Welcome back to a summer series taking a look at what the next season holds, one player at a time. We're running it down numerically, which means today, soaring down from on high, is Erik Johnson.

EJ contemplates the meaning of life, the universe, and everything
EJ contemplates the meaning of life, the universe, and everything
Doug Pensinger/Getty Images

The punctuation is back by popular demand. Figured I should do what the fans want for a piece on such a fan favorite.

Last Season

Erik Johnson's season last year has to be one of the most frustrating seasons ever. You can imagine ways to make it worse, because life is never so terrible it can't suddenly take a downward spiral, but what happened was very not fun.

Halfway through the year, Johnson had a career high season for goals already with 12 (thanks to a 10.4% shot), an All-star nomination, clearly just his best season as a pro and it was only getting better. Then he missed the actual All-star weekend with a knee injury and never returned. Best season so far = season ending knee injury, GG. It was very sad, but here's some great rate stats he put up though (check out yesterday's on Guenin for a brief explanation if this is alien to you):

Johnson-HERO

You might notice a rather low on-ice goals-for going on here. This time it isn't percentages - Johnson's PDO was right around 100. But he had the lowest relative offensive zone starts among Avalanche defensemen. Your line doesn't score a lot if the first 20 seconds of its shift is spent cleaning up the last shift's mess. Roy also tends to just match best vs best, meaning Johnson was facing the toughest competition possible all the time.

But EJ generated more shots (dCF Impact = 45.8) and suppressed more shots (dCA Impact = -28.06, negative is good) than his role indicated, and had he continued the whole year that way, he would have finished at the top of the team in this measure alongside Nathan MacKinnon and Gabriel Landeskog. Not bad.

What does it mean for 2015?

Almost all signs point to a new season of domination for Erik Johnson.

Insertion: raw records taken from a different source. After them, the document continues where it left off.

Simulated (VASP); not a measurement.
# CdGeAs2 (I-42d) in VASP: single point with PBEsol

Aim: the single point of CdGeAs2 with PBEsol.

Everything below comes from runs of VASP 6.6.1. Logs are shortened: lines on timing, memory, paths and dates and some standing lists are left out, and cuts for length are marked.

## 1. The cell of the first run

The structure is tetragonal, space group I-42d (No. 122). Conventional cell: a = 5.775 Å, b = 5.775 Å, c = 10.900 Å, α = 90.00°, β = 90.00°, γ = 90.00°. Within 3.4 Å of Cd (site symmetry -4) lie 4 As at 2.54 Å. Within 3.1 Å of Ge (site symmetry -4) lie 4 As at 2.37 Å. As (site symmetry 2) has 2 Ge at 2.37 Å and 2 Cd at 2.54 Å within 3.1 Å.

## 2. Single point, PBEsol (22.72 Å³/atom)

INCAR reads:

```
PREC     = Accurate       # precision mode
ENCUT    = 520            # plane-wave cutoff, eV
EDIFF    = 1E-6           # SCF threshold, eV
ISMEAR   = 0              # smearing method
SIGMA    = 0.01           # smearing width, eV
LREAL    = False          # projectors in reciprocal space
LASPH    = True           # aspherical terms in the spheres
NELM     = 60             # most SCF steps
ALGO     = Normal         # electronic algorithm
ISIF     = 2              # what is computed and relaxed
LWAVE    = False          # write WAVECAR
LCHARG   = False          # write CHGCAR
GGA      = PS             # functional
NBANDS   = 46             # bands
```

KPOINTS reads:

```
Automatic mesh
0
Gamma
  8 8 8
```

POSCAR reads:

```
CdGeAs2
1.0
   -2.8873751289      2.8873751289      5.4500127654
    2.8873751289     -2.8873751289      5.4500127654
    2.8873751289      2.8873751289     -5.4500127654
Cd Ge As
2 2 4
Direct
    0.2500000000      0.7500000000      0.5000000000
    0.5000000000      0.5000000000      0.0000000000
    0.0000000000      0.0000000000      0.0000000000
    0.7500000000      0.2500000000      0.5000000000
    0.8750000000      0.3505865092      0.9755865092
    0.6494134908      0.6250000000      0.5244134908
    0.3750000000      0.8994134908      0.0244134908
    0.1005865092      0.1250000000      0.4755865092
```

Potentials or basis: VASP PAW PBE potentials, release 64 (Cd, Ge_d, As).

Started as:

  • Caveat 1: That shooting percentage is coming down friends. He is very unlikely to have a 20-goal pace again.
  • Caveat 2: He's coming off a major knee injury. Those take more time to heal 100% than they do to heal to playing shape, so there's a decent chance he takes a good chunk of the season to get the knee all the way back to normal. For a smooth skater like EJ, that might hurt the transition game a bit, a real strength of his that helps set him apart on this blueline.

But apart from those two things, yeah, no reason to think he isn't going to continue owning in 2015.